The new cycle of defaults shows that an adequate restructuring procedure is needed
May 18, 2026
Tags:#Publications
On April 28, the round table on “Life and Death of the ‘Forced Partnership’ of Bondholders” was held at the S. S. Alekseev Research Center for Private Law under the President of the Russian Federation.

The discussion showed that the restructuring market and the bankruptcy market are different markets with different objectives, mechanisms, and different participants’ skill sets.

As a result of the discussion, we arrived at the following thoughts on the need to introduce “preventive restructuring,” that is, an out-of-court and/or court procedure aimed at preserving the debtor.

1) A special restructuring procedure is needed for issuers

The stock market is based on investors’ belief that the state cares about creating conditions for preserving their investments (in shares, bonds, units, digital financial assets, and other instruments). Every bankruptcy of a company with publicly placed securities is a write-off of household savings and a blow to confidence in the institutions that admit companies to the stock market and in the stock market itself.

From this perspective, restoring the value of securities of companies in distress serves the common good, increasing household wealth, strengthening trust in institutions, and reducing the cost of capital in the market.

The Russian economy is represented by segments with varying degrees of development of economic agents. We proceed from the assumption that the stock market is one of the most developed segments. Companies admitted to the market undergo screening against listing requirements, establish corporate governance, prepare consolidated audited financial statements, and make regular disclosures.

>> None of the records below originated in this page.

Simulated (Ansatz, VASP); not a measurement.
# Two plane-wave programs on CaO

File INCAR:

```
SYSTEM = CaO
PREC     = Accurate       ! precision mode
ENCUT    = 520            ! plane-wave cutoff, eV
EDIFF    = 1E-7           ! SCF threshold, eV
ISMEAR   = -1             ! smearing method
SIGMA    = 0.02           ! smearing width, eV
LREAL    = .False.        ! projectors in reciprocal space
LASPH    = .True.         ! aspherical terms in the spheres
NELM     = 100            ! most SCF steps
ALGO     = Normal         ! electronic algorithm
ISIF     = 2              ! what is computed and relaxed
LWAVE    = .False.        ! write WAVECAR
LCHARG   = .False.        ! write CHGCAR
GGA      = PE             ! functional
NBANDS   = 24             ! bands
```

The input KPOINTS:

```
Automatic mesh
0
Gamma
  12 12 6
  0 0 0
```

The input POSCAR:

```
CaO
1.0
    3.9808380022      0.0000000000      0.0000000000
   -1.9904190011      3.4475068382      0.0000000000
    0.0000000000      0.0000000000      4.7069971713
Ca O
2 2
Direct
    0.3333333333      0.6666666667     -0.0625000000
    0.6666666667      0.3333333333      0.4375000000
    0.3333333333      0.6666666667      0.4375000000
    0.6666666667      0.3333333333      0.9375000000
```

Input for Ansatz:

Companies that are subject to a number of significant orders from the regulator, including those related to reporting and disclosure, as well as those with a negative credit history in the public market, should not be granted the right to use restructuring procedures.

2) It is better for issuers to have out-of-court restructuring, but under the supervision of the Central Bank

The level of professionalism among issuers often allows them to negotiate with creditors independently. Out-of-court restructuring may serve as a format for interaction with all participants with an optimal balance of time and resources.

Supervision by the Central Bank is justified by the fact that the debt portfolio of issuer companies consists of significant investments by banks and households. The regulator’s task in this case is to ensure transparency of the terms for different classes of creditors and to verify that the restructuring plan overall creates a better outcome for them than the situation without it.

3) The basis for restructuring may be a threat of insolvency

Restructuring does not replace bankruptcy proceedings. The basis for applying preventive restructuring is a threat of insolvency in the future.

If, during negotiations on the terms of the restructuring plan, the issuer develops signs of bankruptcy, then the preventive restructuring procedure is terminated.

We understand that the bankruptcy industry’s main focus is on bringing parties to account rather than preserving or restoring the business. The bankruptcy competencies accumulated by participants in this market, including insolvency practitioners and judges, do not include the necessary skills to raise financing and maintain operations, especially when it comes to modern non-industrial asset-light companies that are popular with investors. Thus, the restructuring market and the bankruptcy market are parallel spheres of activity with different sets of participants who have different knowledge and experience.

4) Creditors should be given the right to initiate restructuring

In judicial bankruptcy proceedings, insolvency practitioners are engaged to identify the responsible parties and bring them to subsidiary liability. Bankruptcy has taken on a liquidation-oriented character.

In out-of-court preventive restructuring, in our view, an important role should be assigned to creditors, who already understand the issuer’s business well, as well as how and from what sources to emerge from the crisis and repay obligations.

Creditors will have to rethink more deeply the modern concept of debt. They need to come to the realization that debt is a joint and “partnership” responsibility of the participants in the relationship.

5) Restructuring should take into account the existence of different classes of creditors (secured and unsecured)

New regulation should create the possibility for creditors to see themselves and other creditors within their communities that have a similar level of risk with respect to the issuer.

It is important, based on the principle of majority rule, for creditors themselves to decide on the terms of restructuring for their class, and also to negotiate with other classes of creditors.

6) If the required majority is not achieved, “judicial cram-down” may be provided for

This mechanism means that voting can take place by classes of creditors: for example, secured loans, unsecured loans, and bondholders, digital financial assets. At a minimum, this will make it possible to ensure joint voting by bondholders of all series. At maximum, it will create a mechanism to counter strategies of individual creditors that run contrary to the interests of the majority. It will also make it possible to begin creating restructuring mechanisms for digital financial assets, where debt problems are accumulating without clear rules for dealing with them.